The Psychology club brought attention to Alcohol Awareness Month by hosting Mocktails and Canvases from 4 p.m. to 6:30 p.m. in Doudna Hall on April 21. The Psychology club served mocktails to students to educate students on how to avoid the social pressures of drinking alcohol.
The Psychology club set out paintbrushes, palettes, small canvases and a variety of paints to choose from. Participants ordered nonalcoholic drinks from the Mocktail bar at the front of the classroom. A Bob Ross painting tutorial played as students painted and sipped on beverages that looked colorful, fun and cleverly disguised as alcoholic mixers. The Psychology club was “inspired by paint and sip events like when people do wine and paint,” said Psychology club president Amiya Peterson.

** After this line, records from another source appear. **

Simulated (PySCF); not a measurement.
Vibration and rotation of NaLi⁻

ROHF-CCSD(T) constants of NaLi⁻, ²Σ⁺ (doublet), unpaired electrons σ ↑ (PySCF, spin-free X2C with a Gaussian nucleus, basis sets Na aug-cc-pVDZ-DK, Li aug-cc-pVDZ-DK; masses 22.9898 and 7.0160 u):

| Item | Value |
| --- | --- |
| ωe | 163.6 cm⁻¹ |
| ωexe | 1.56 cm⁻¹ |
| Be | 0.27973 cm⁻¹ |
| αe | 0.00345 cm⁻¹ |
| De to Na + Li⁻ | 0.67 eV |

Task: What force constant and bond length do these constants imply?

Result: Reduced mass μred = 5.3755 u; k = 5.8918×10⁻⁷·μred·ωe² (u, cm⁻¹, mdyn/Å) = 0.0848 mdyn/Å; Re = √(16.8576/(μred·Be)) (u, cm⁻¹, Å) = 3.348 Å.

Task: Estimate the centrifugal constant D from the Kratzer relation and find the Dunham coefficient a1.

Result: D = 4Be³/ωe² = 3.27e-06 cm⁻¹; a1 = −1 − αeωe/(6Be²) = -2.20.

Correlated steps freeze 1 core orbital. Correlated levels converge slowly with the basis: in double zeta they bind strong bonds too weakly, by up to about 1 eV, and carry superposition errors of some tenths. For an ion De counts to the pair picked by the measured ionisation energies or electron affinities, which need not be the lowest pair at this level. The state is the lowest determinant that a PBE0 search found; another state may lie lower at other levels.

Being an RA, Peterson’s reason for coordinating Mocktails and Canvases was to “give students on the campus an option for safer drinking habits.” Consuming alcohol is not a requirement to hang out with friends who are drinking.
Psychology club vice president Kimberly Cummings added that painting is “also another fun thing to do with friends besides partying,” which often leads to alcohol consumption.
Psychology club secretary Ian Kendrick said, “If you don’t want to stand out for not drinking, not participating in something – if you feel peer-pressured too, (nonalcoholic options are) just kind of a way of stepping back from it, (and) having a little bit of a defense.”
According to BMC Public Health, peer pressure or imposing the expectation to consume alcohol onto others may lead to excessive alcohol consumption or isolation. Peterson said that ordering mocktails at a bar is “a social avoidance strategy.” Peterson suggested that “if you’re trying to stay sober, you can order these (nonalcoholic drinks or mocktails) at bars” to avoid being called out for not drinking alcohol.